The Lone Ranger - Review
Review by Rob Carnevale
ADMIRABLE in intent yet clumsy in execution, The Lone Ranger is a massively disappointing return from the creative trio behind Pirates of The Caribbean.
In reviving the iconic Western figure, made famous by the classic William Tell Overture score and the popular TV series (starring Clayton Moore), it’s clear that star Johnny Depp, director Gore Verbinski and producer Jerry Bruckheimer were attempting to recapture the magic of their Pirates venture, while paying homage to the grand traditions of the Hollywood Western complete with revisionist and subversive spins.
And to be fair, there is pleasure to be found in the film’s stunning use of location (Monument Valley especially) and it’s devotion to doing as much as possible for real as opposed to using CGI. Indeed, the film feels most alive during its extravagant set pieces, which include two prolonged train sequences.
But there’s no escaping the problems that occupy the spaces in between, whether it’s the plodding nature of the storytelling or the wildly uneven tone.
The plot is an origins one, book-ended by Native American Indian Tonto recalling how honest lawman John Reid (Armie Hammer) came to be the masked Lone Ranger with said Tonto as his trusty ally.

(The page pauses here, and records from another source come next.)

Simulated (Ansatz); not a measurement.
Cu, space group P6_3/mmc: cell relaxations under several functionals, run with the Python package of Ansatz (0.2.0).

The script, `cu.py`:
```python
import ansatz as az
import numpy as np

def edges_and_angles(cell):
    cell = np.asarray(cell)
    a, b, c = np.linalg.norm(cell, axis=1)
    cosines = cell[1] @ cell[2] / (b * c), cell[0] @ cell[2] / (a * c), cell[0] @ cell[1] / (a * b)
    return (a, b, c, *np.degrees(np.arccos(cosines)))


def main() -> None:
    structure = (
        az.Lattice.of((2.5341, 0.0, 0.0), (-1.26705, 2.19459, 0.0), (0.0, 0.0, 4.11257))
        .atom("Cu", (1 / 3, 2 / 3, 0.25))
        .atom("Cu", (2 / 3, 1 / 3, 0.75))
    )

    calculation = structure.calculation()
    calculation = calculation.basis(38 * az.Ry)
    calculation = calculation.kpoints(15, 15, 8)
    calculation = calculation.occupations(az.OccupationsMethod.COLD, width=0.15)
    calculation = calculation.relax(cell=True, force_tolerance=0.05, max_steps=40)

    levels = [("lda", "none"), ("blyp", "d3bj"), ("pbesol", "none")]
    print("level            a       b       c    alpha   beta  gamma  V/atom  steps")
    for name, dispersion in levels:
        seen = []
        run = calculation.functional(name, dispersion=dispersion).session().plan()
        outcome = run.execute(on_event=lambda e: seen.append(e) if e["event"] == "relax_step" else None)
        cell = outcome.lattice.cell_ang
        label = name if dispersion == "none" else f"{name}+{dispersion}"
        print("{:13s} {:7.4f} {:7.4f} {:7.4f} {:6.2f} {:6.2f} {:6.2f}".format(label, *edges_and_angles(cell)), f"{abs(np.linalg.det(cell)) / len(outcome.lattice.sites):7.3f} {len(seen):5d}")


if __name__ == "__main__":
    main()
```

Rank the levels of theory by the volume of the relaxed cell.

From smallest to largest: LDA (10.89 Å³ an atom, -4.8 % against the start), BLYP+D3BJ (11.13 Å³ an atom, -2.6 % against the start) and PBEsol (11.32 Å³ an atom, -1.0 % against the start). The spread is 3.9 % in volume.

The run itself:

The ensuing tale incorporates crooked businessmen (led by Tom Wilkinson), a clef palette villain (William Fichtner) and a potential love interest (Ruth Wilson), set against the backdrop of progress and its decimating effect upon the Indians.
Yet while there’s undeniably plenty going on, the journey feels frequently arduous, especially since all of the characters require a lot more work to make them more interesting.
Depp, in particular, feels like he’s coasting on past eccentricities (even though this is a passion project for him), while his chemistry with the overly earnest Hammer lacks something. Fichtner isn’t given the screen-time he deserves either, while Wilkinson and Helena Bonham Carter are virtually anonymous for lengthy periods. Wilson’s love interest barely registers either.
Then there’s the tone, which offers scenes of cannibalism or Indian massacre one minute and absurdist humour the next. It has a jarring effect.
The length, too, is woefully self-indulgent at two and a half hours, while the nods (some of them admittedly well observed) to other genre favourites merely succeed in highlighting this particular film’s flaws.
The overall result is a film that you may well want to like more than you actually do, which makes its failure to overcome said problems all the more unforgivable.